In the context of the 2019 International Carlo Scarpa Prize awarded to the Tea Gardens of Dazhangshan, the sinologist Livio Zanini, president of the Italian tea culture association, will hold a public conference on tea culture in China.
The tea plant originates in the tropical and sub-tropical zones of south-west China. The first written reference to a beverage prepared using the leaves of this plant dates to the 3rd century adbut it was not until the Tang dynasty (618-907) that tea became diffused throughout China.
Lu Yu’s Classic of Tea, which dates to this period, is the first book in the world to have been entirely dedicated to this drink. In the Tang dynasty, tea was prepared and drunk in a very different way from today. After harvesting, the leaves were steamed and compressed into cakes. The beverage was prepared by grinding a small piece of this tea cake and boiling the powder in a small saucepan.
In the Song period (960-1279) the custom was to prepare the drink by whisking some tea powder into hot water in a cup using a special bamboo whisk, the same method of preparation still used in the Japanese tea ceremony today.
During the course of the Ming dynasty (1368-1644), major changes took place in tea processing and preparation. The loose leaves were baked in a pan then infused in a teapot. By the time the first western missionaries and merchants reached China in the 16th century, this method had become the standard preparation method and was diffused by these visitors throughout the rest of the world.

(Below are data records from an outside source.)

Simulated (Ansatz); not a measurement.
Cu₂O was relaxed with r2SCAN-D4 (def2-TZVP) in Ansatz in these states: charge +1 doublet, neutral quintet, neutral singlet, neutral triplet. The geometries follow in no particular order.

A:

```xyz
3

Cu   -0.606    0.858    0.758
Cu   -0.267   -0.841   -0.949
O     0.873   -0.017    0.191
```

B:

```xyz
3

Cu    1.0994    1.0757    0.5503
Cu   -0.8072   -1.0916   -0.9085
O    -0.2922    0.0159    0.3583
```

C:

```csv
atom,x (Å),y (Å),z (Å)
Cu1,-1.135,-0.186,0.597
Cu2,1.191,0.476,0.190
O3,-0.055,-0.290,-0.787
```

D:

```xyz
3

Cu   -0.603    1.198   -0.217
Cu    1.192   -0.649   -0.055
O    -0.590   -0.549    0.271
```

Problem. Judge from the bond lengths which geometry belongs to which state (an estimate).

During the last imperial dynasty, in the coastal province of Fujian, they started producing oolong and black teas. Very concentrated infusions were prepared using small tea pots and cups, according to a ceremony now known as gongfucha. Tea culture is currently experiencing something of a renaissance in China. The past thirty years have seen the birth of numerous tea houses as well as of many tea schools teaching the art of tea.
Livio Zanini is a researcher in Chinese Language and Literature at Ca’ Foscari University of Venice. He was awarded his doctoral degree in Asian and African Studies at the University of Ljubljana with a dissertation on the Form and Significance of Tea Connoisseurship in the Late Ming Dynasty. He is the founder and President of the Italian Tea Culture Association, and honorary counsellor of the China International Tea Culture Institute. His research interests focus on tea culture in China, especially tea literature produced in the Imperial period and the historical developments of this beverage. He has spent long periods studying in China and Taiwan, and has also made research trips to Japan and Korea, visiting numerous tea-producing areas and exploring the cultural and technical aspects of this beverage. He is the author of La via del tè. La Compagnia inglese delle Indie Orientali e la Cina (2012) and of various studies on tea and other aspects of Chinese culture. He contributed to the 2019 Carlo Scarpa Prize activities with an essay titled Before the arrival of tea in Europe. The Chinese beverage in western sources prior to the 17th century, published in both Italian and English in the collective work The Tea Gardens of Dazhangshan. International Carlo Scarpa Prize for Gardens 2019, edited by Patrizia Boschiero, Luigi Latini, and Maurizio Paolillo (Fondazione Benetton Studi Ricerche-Antiga, Treviso 2019), and with a talk given at the public seminar From the tea gardens of Dazhangshan: landscape culture and rural heritage in ancient and contemporary China (Saturday 11 May 2019).